What implications do they have on us?
By Claudine Vainrub, Principal of EduPlan
The National Association of College Admission Counseling – NACAC recently published their “2009 State of College Admissions Report”. Although reporting that college admission trends are relatively steady, there are many implications to newfound increased application numbers as well as the impact our economy has had in the industry. Some of the statistics reported include the following:
1- The average acceptance rate at four-year colleges has declined from 71.3% in 2001 to 66.8%. This means that overall it is getting more competitive to gain admission to four-year colleges. We have suspected this for a while, upon seeing how worthy students sometimes struggle to get accepted at colleges and universities all over the U.S. Reports have come to us that universities which were originally not too competitive admissions-wise, have become more so. We are talking about Florida International University and the University of Central Florida, for example, schools that in the last few years have become more selective in their admissions.

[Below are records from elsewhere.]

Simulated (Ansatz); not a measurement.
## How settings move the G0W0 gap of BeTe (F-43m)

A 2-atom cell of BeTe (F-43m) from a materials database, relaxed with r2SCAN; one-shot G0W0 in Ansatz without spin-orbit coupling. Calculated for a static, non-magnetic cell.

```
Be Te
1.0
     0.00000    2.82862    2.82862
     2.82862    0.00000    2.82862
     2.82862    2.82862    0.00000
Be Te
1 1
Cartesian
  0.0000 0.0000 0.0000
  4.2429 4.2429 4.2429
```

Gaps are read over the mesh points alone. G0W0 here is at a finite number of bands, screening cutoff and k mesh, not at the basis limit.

How do we prepare to enhance our chances to gain admissions? #1 and foremost – become a great student while enduring a demanding high school curriculum. Grades are very important in the admissions process. We find that sometimes, schools are not willing to look at a candidate if the grades are not where they expect them to be.
However, just being a good student is not enough – we need to become good in tough courses. The U.S. high school curriculum allows for many elective courses and some students believe this is a license to take easy courses and get by. This bargain does not pay, as taking easy courses will disable these students from becoming outstanding candidates – colleges know what students are thinking, this decision will not go unpunished. Aside from this, the student relinquishes their chance to learn a topic that will provide an important academic base to succeed at college.
2- 60% of high school counselors report an increase in the number of student planning to enroll in public as opposed to private colleges. This also means more competition for students aiming public schools. This posses yet another problem – if public school admissions become more competitive, we need to prepare to be able to fund private schooling. This measure serves the student that might not be able to directly enter a public university or college, but wants to achieve an education.
There are many alternatives to public education, however, not many as affordable. We must be conscious in that a student might not be admitted to a top public school, but yet admitted to a top private school. Do we want to support them in taking advantage of this opportunity? Most surely. However, if the funding is not there, it will be merely impossible between subsidizing high education costs and not having taken this thought process under consideration. Families will benefit from early planning especially in this situation, allowing students to have open doors to various alternatives, as opposed to just one.
Another good alternative, sometimes even great, in the case of an unprepared student who is not accepted into the public school of their choice is Community College. Miami Dade College, for example, provides an outstanding educational opportunity to many not able to subsidize high education costs. Being able to complete an Associate’s Degree at MDC makes transferring to a top school easier. In this way, the student will end up receiving their Bachelor’s from a top public university, at a lower expense for the family.
The new data provides opportunity for thought and analysis of what we expect will happen in the future. We can draw many conclusions, but the one most valuable is: early preparation and planning is invaluable in the college admissions process. With this in mind and at task, the student and family will get closer to all educational goals.